Title: A bit more shell

Download and open lesson material:

Open your terminal or Gitbash, and enter

cd                    # changes to your home directory
curl http://giladlab.uchicago.edu/data/Metahit_index.txt > Metahit_index.txt

What's going on?

The curl command sends an HTTP request and dumps the result to standard out. Here, we redirect the output of curl to Metahit_index.txt

Sanity check

The above command should have downloaded a data table. Let's check that the data are in the expected format--tab-delimeted text. head Metahit_index.txt 4475667.3 MH0001 Denmark female 49 25.55 N 20203603 human-associated habitat 4475668.3 MH0002 Denmark female 59 27.28 N 20203603 human-associated habitat ... If this is what you see, you have the right table. If not, you may need to troubleshoot why curl didn't give you what you were expecting.
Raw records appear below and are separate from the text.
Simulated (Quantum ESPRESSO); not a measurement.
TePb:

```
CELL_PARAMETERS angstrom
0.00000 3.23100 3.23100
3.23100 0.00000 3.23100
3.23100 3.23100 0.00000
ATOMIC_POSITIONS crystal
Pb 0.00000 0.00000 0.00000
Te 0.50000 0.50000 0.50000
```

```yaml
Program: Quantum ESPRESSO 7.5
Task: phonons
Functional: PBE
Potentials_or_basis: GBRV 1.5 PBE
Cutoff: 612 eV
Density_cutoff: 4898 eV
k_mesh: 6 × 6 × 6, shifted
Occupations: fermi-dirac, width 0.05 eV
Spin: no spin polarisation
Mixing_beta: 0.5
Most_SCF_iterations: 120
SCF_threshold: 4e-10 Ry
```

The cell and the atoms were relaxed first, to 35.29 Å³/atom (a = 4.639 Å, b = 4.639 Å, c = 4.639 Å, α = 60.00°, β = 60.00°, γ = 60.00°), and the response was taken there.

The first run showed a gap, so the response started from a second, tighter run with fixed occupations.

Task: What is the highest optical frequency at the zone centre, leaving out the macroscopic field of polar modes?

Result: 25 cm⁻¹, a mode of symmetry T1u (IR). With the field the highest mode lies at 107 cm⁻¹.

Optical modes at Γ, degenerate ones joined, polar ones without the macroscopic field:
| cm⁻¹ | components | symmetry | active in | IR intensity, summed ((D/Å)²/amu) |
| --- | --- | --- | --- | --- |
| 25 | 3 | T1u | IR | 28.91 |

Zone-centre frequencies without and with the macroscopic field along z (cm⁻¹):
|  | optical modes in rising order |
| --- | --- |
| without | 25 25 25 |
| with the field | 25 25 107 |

Let's move and copy the data:

Let's move the data into the repo directory. This is what we would do if it were really our project: we'd have a folder named "Future Nature Paper" and place our data in it, rather than clogging up our home directory. The command mv moves the data:

mv Metahit_index.txt ~/2013-10-17-uic

Move the other three python scripts we downloaded to the same directory.

Another thing mv can do is change the name of a file. For instance, if you wanted to rename your data you could type:

mv Metahit_index.txt IMPORTANT_Metahit_index.txt

This is clearly very important data. Let's make a back up of the data so that while we're making python scripts and running them we don't accidentally destroy the data.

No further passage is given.